To these abodes the entrances were only some two or three feet high, and

after crawling through, the visitor who entered at night would see the

master of the house, his wives, his children, his slaves, indeed all his

household, to the number of twenty or thirty, lying on mats in rows down

either side, with their heads to the walls and their feet to the centre,

leaving a path down the middle. In these rooms they slept, with a fire

burning all night, till, what with the smoke and the breaths of so many

people, the place was stifling. The roofs were only four feet higher

than the ground outside, but, then, inside, the earth was hollowed a

foot or two to make the floor so that a man could just stand upright.

These houses were gathered in little villages, often pleasantly situated

beside a stream, or on the sea-shore; but sometimes for defence they

were placed on a hill and surrounded by high fences with ditches and

earthen walls so as to make a great stronghold of the kind they called

a "pah". The trenches were sometimes twenty or thirty feet deep; but

generally the pah was built so that a rapid river or high precipices

would defend two or three sides of it, while only the sides not so

guarded by nature were secured by ditches and a double row of palisades.

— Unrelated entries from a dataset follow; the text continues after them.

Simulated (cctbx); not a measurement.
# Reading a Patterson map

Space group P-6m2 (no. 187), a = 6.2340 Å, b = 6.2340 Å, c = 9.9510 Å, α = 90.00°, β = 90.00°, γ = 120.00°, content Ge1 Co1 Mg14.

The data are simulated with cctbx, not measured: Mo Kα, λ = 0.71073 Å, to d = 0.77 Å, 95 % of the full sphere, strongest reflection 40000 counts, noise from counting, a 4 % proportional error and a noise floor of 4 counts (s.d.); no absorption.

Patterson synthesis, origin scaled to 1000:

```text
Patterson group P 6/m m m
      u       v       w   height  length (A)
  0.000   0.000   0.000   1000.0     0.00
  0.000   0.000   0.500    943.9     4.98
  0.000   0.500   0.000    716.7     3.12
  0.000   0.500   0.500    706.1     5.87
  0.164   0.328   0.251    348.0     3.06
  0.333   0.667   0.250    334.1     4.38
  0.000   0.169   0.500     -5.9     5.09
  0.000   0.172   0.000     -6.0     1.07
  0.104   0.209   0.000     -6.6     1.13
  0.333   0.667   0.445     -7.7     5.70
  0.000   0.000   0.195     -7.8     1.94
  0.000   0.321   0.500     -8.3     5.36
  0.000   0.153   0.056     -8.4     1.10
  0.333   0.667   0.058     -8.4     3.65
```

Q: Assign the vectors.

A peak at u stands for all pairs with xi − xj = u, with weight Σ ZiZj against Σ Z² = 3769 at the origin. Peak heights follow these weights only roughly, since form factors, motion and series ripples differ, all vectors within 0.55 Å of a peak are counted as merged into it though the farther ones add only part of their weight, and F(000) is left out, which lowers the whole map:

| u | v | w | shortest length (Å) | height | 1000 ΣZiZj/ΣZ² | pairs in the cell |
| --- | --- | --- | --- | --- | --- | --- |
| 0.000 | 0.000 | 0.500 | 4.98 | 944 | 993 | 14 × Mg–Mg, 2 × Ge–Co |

Within these enclosures stages were erected behind the palisades so that

the fighting men could hurl stones and spears and defy an attacking


Maori Customs. Round their villages and pahs they dug up the soil

and planted the sweet potato, and the taro, which is the root of a kind

of arum lily; they also grew the gourd called calabash, from whose hard

rind they made pots and bowls and dishes. When the crops of sweet potato

and taro were over they went out into the forest and gathered the roots

of certain sorts of ferns, which they dried and kept for their winter

food. They netted fish and eels; they caught sharks with hook and line

and dried their flesh in the sun. To enjoy these meals in comfort they

had a broad verandah round their houses which formed an open and

generally pleasant dining-room, where they gathered in family circles

bound by much affection for one another. The girls especially were sweet

and pretty; their mild manners, their soft and musical voices, the long

lashes of their drooping eyes, with the gloss of their olive-tinted

skins made them perfect types of dusky beauty. Grown a little older they

were by no means so attractive, and then when married they deeply scored

their faces by the process of tattooing.

The men had their faces, hips, and thighs tattooed, that is, all carved

in wavy lines which were arranged in intricate patterns. The women

tattooed only their lips, chins, and eyelids, but often smeared their

faces with red ochre, and soaked their hair with oil. Men and women wore

round the waist a kilt of beautifully woven flax, and over the shoulders

a mat of the same material. They were expert sailors, and built

themselves large canoes which thirty or forty men would drive forward,

keeping time with their paddles. Their large war canoes were sixty and

seventy feet long, and would carry 100 men.

Thus they were by no means uncivilised, but their condition was in some

respects most barbarous. In person they were dirty, and in manners proud

and arrogant. They were easily offended, and never forgave what they

considered as an injury or insult. This readiness to take offence and to

avenge themselves caused the neighbouring tribes to be for ever at war.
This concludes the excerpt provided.